Saturday, February 28, 2015

Memories of Her Moving

It seems to be a popular thing these days for people to take videos of their pregnant belly with their baby moving for the camera. Each time I see one of these videos, I get sad thinking about how I wish I would have taken videos like it when I was carrying Lily, especially since I never got to see her move outside of the womb.

Here is an example of what I'm talking about (because it's Jill Duggar and she's a "public figure," I don't feel creepy sharing someone random's video lol).


When I saw this video, it brought back a flood of pregnancy memories of what it's like to have a sweet babe growing away inside. It's hard to describe, but sometimes the memories seem so far away, but then something, such as this video, will bring them to the surface, and if I think deeply enough, it's almost as if I can feel her moving again. The not-so-gentle kicks and punches from my active baby girl. I miss her sweet movements so much.

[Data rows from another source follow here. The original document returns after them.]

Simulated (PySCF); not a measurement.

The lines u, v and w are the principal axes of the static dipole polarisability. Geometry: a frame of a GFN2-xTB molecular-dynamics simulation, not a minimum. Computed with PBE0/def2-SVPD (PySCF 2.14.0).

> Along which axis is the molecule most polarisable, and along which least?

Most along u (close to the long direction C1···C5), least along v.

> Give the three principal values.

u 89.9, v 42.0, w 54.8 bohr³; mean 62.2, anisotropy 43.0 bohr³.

When I start to get sad because of the things I don't have, I try to be purposeful in being thankful for the things I do have. It was such a gift to go fullterm in a pregnancy! There is truly nothing in this world like feeling your baby moving in your belly and bonding with them through all those months. I can sometimes hardly believe it actually happened to me! But, it did. And it was a gift. A precious, precious gift that can never be taken away. So many women long to experience pregnancy, but can't because of numerous different reasons. I was given that gift. Even if I never get to be pregnant again, I have those memories. I had that experience. I have a daughter. And I am eternally thankful.